You have a PhD in Victorian literature and culture. Is that why you chose the setting and time for your novel to be in the Victorian era?
Absolutely. I was doing a lot of research into nineteenth-century politics and culture and found that I wanted to learn more about the daily lives of the Victorians – how they ate and bathed and amused themselves. These things had no place in my dissertation, and I wanted to find a home for them. I chose the setting first; the mystery element came later. I tend to be inspired by particular events in history – for example, I knew that the Great Stink of 1858 just had to be the backdrop for A Spy in the House – and then fit the rest of the story around them.
James and Mary have real chemistry together. The banter back and forth is equally charming and real. Are their scenes together your favorite to write?

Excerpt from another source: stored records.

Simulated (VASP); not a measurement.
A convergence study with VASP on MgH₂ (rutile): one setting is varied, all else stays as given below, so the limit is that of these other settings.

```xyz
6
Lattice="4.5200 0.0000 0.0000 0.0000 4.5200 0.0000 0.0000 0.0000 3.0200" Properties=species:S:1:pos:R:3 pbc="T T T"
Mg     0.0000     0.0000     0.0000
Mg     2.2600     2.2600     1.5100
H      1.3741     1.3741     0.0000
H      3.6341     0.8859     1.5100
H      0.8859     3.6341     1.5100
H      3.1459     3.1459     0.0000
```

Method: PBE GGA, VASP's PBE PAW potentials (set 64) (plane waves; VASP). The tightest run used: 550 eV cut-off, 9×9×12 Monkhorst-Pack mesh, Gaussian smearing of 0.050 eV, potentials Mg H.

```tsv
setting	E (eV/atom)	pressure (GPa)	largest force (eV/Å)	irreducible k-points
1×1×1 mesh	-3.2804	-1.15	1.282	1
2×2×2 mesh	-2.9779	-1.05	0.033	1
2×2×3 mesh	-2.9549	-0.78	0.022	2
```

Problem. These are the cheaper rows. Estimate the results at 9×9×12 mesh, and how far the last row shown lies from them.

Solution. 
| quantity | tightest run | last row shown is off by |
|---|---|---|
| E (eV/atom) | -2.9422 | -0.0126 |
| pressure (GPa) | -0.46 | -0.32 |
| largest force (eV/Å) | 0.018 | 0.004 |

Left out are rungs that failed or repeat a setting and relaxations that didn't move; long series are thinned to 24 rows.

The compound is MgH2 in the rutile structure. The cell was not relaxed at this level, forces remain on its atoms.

Thank you! Yes, you guessed it – I love, love, love writing dialogue between Mary and James. It’s like dessert. Sometimes, I use it like an incentive: if I write a certain amount of something else, I get to write a big chunk of Mary’s and James’s next conversation.
What was the biggest challenge writing your novel?
For each novel I’ve written, I’ve become sick of it when two-thirds of the way through the first draft. The story seems dull, the premise ridiculous, the characters wooden. Pushing through that slump and finishing a full draft is the hardest part, for me.
How do you like your potato?
French-fried! Skinny, very crisp, nicely browned, with plenty of salt, please. (No, I’m not picky. Why do you ask?)
If you weren’t a writer, what would you be?
Ooh, this is tough. I think I’d still be a writer, but an unpublished, aspiring one with a day job (any day job) that kept body and soul together.
Do you have a favorite literary character?
I have so many! My favourite detective is Peter Wimsey; my favourite Austen heroine is (of course) Elizabeth Bennet; my favourite bossy, intrepid, neo-Victorian dame is Amelia Peabody Emerson.
What do you do when you’re not writing?
At the moment, I mostly wrangle small children and steal time to read. At other stages of my life, however, I’ve been passionate about yoga, baking, crafting, and community politics. I plan to find my way back to all these things one day!
What is one thing you would tell aspiring writers?
You have to be a reader before you can be a writer. Read widely and deeply, and remember to leave your comfort zone.
What is your next book about and when is it coming out? My next book is the fourth and final Mary Quinn novel, called Rivals in the City. It’s set just a few months after Traitor and in it, we’ll meet an all-too-familiar villain, as well as someone with a claim on Mary’s life and family. I’m still writing it, so there’s no official pub date yet. But I’ll keep you updated at my blog!
Thank you again for stopping by Y.S. Lee!